On Thu, Apr 06, 2023 at 12:51:20PM +0200, Eric Botcazou wrote:
> > If we want to fix it in the combiner, I think the fix would be following.
> > The optimization is about
> > (and:SI (subreg:SI (reg:HI xxx) 0) (const_int 0x84c))
> > and IMHO we can only optimize it into
> > (subreg:SI (and:HI (reg:HI xxx) (const_int 0x84c)) 0)
> > if we know that the upper bits of the REG are zeros.
>
> The reasoning is that, for WORD_REGISTER_OPERATIONS, the subword AND
> operation
> is done on the full word register, in other words that it's in effect:
>
> (subreg:SI (and:SI (reg:SI xxx) (const_int 0x84c)) 0)
>
> that is equivalent to the initial RTL so correct for WORD_REGISTER_OPERATIONS.
If the
(and:SI (subreg:SI (reg:HI xxx) 0) (const_int 0x84c))
to
(subreg:SI (and:HI (reg:HI xxx) (const_int 0x84c)) 0)

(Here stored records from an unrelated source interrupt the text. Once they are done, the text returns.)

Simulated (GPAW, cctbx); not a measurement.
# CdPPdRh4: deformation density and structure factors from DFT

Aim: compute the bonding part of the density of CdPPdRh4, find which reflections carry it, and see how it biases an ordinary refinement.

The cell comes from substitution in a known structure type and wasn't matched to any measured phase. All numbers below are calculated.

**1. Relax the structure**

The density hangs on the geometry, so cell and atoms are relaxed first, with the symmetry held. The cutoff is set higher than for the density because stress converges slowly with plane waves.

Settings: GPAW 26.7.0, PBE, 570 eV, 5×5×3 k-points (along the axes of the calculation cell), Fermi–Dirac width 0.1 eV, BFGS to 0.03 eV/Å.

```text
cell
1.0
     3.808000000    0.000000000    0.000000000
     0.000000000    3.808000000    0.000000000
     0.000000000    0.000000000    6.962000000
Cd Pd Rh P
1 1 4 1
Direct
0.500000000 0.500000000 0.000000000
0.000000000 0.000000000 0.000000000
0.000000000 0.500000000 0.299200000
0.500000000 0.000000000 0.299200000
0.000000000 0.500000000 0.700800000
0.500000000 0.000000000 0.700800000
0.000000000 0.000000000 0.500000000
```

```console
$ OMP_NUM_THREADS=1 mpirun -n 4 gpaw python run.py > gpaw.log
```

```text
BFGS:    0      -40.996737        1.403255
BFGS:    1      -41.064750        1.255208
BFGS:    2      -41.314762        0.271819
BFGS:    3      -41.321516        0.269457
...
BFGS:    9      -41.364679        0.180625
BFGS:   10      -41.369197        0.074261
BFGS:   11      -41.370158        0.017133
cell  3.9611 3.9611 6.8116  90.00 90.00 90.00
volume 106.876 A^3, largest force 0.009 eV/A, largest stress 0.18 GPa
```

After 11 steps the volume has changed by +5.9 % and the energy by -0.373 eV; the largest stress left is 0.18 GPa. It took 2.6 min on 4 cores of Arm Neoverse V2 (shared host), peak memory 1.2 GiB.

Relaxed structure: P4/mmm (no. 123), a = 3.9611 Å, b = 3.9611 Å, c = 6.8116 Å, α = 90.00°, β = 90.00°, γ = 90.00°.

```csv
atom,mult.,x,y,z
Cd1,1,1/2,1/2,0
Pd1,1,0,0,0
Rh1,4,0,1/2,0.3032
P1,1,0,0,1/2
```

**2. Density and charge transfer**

transformation is kosher for WORD_REGISTER_OPERATIONS, then I guess the
invalid operation is then in
simplify_context::simplify_binary_operation_1
case AND:
...
if (HWI_COMPUTABLE_MODE_P (mode))
{
HOST_WIDE_INT nzop0 = nonzero_bits (trueop0, mode);
HOST_WIDE_INT nzop1;
if (CONST_INT_P (trueop1))
{
HOST_WIDE_INT val1 = INTVAL (trueop1);
/* If we are turning off bits already known off in OP0, we need
not do an AND. */
if ((nzop0 & ~val1) == 0)
return op0;
}
We have there op0==trueop0 (reg:HI 175) and op1==trueop1 (const_int 2124
[0x84c]).
We then for integral? modes smaller than word_mode would then need to
actually check nonzero_bits in the word_mode (on paradoxical subreg of
trueop0?). If INTVAL (trueop1) is >= 0, then I think just doing
nonzero_bits in the wider mode would be all we need (although the
subsequent (nzop1 & nzop0) == 0 case probably wants to have the current
nonzero_bits calls), not really sure what for WORD_REGISTER_OPERATIONS
means AND with a constant which has the most significant bit set for the
upper bits.
So, perhaps just in the return op0; case add further code for
WORD_REGISTER_OPERATIONS and sub-word modes which will call nonzero_bits
again for the word mode and decide if it is still safe.
> > Now, this patch fixes the PR, but certainly generates worse (but correct)
> > code than the dse.cc patch. So perhaps we want both of them?
>
> What happens if you disable the step I mentioned (patchlet attached)?
That patch doesn't change anything at all on the testcase, it is still
miscompiled.
Jakub